R2 Partners, the real estate development firm that plans on building hundreds of housing units in West Glenwood, has no plans of bowing out — period.
Unless, of course, Glenwood Springs voters decide to pull the plug on its entire 480 Donegan project at the ballot box this May.
“We have a lot of support for this project. Specifically, we have the support for housing, which is one of the greatest needs we have in Glenwood Springs,” Kathleen Wanatowicz, a spokesperson for R2 Partners, said Friday. “This is the kind of housing that will house the public safety professionals that work in the area. It’ll house teachers that work in the area.”
In a 4-3 vote last October, the Glenwood Springs City Council approved annexing nearly 16 acres of pasture land from unincorporated Garfield County (West Glenwood) into the city limits to accommodate the controversial 480 Donegan project.
The 300-unit development, if it ultimately goes in, will consist of market-rate apartments, townhomes and live-work units as well as 60 “affordable units” with price restrictions based upon area median income.

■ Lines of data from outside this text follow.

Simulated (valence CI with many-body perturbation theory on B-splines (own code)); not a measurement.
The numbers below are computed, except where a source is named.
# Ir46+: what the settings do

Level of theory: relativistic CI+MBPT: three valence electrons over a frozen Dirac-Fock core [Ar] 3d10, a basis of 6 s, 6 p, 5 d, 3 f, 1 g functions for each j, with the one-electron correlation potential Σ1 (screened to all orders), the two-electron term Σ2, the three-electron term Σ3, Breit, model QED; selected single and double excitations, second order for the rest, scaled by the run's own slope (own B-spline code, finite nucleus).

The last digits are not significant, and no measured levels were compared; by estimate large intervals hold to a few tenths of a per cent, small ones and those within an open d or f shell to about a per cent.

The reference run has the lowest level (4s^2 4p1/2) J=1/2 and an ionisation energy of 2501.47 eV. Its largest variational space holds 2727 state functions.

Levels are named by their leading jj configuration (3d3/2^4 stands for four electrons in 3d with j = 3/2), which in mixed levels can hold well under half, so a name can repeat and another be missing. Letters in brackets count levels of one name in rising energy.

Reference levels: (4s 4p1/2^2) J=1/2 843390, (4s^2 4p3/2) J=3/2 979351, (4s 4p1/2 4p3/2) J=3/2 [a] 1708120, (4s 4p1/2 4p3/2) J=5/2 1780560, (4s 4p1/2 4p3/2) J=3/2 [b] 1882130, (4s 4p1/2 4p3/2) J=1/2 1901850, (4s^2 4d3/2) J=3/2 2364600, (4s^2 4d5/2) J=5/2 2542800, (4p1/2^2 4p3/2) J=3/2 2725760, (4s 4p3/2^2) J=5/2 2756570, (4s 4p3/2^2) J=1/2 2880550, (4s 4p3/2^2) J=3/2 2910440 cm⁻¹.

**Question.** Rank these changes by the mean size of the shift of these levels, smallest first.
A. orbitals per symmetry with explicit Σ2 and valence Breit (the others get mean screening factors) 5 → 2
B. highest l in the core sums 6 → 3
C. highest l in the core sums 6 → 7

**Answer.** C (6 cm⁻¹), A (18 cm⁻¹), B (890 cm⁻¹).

Opponents of the residential project have called it far too dense for West Glenwood’s allegedly brittle infrastructure, which has already experienced bumper-to-bumper traffic during previous emergency evacuation situations like an encroaching wildfire.
Some residents recalled cars driving across the field — where 480 Donegan would go in — trying to evacuate.
Critics of the project have also questioned R2 Partners’ estimation that “approximately 700 people” would live in the residential development, believing the number to be higher.
“We’re meeting with small organizations and groups of people who want to learn more about the project. We have lots of small group meetings set up [this] week,” Wanatowicz said. “The neighborhood meetings, those will be in March, and those are going to be more focused on gathering people who live in a certain geographical area together to learn more about the project.”
In addition to meeting with local organizations and residents, R2 Partners also recently launched a project website 480donegan.com.
The group Glenwood Springs Citizens for Sensible Development, which collected more than 900 signatures from residents opposed to R2 Partners’ project, also recently created its own website, www.gscsd.org.
When the city of Glenwood Springs held a special election in 2020 involving the sale of its municipal operations center, fewer than 1,500 residents voted.
Glenwood Springs City Councilor Tony Hershey, who did not support R2’s annexation request, thought city voters would stop the development from coming to fruition and understood the difficulty of securing votes, especially during an off-year election.
Hershey, who received approximately 1,000 votes when he was elected as an at-large city councilor in April 2019, believed voters would overturn council’s decision to annex the land for redevelopment.
Afterall, Glenwood Springs Citizens for Sensible Development group already seemed to have hundreds of votes in the bag.
“The cake is baked … I don’t see [R2 Partners] changing a lot of minds, absent a major change in the project,” Hershey said. “People are motivated, and they are against it.”
There was a sense of optimism from Glenwood Springs Citizens for Sensible Development that residents who signed the group’s referendum petition would also vote to overturn the annexation this spring.
“I don’t think we’re taking anything for granted,” Laurie Raymond, a spokesperson for Glenwood Springs Citizens for Sensible Development, said Friday. “What we really want people to do is look at both websites and apply their best judgment. I mean, we have some pretty strong … I call it ‘propaganda’ from R2 about all the … potential benefits, and then we have some pretty strong criticisms of those as not being realistic — or even being misinformation.”
The 480 Donegan project website says that if voters overturn the council-approved annexation, city residents would have “very little say over how the parcel is developed since it has already been approved for a commercial park,” but Raymond pushed back at the notion that by overturning the annexation residents would be priming the pasture land for future development that might not offer any housing at all.
If the annexation moves forward, R2 Partners has also agreed to put $100,000 toward a fire evacuation emergency plan, provide an additional evacuation route to Highways 6 & 24 and donate land for a new fire station.
However, Raymond believed major infrastructure improvements were needed well before any new development moved into the area and said that Glenwood Springs Citizens for Sensible Development would continue to knock on doors as well as speak to various local organizations to promote that message.
Glenwood Springs Mayor Jonathan Godes, who was one of four council members to support the 480 Donegan project, questioned what the citizen group’s vision for the private property was if 300 housing units was not it.
“Legally, what happens if this gets turned down? The underlying zoning of warehouse distribution and semi trucks — that’s what happens. That’s the contrast,” Godes said. “People need to understand what they’re voting for.”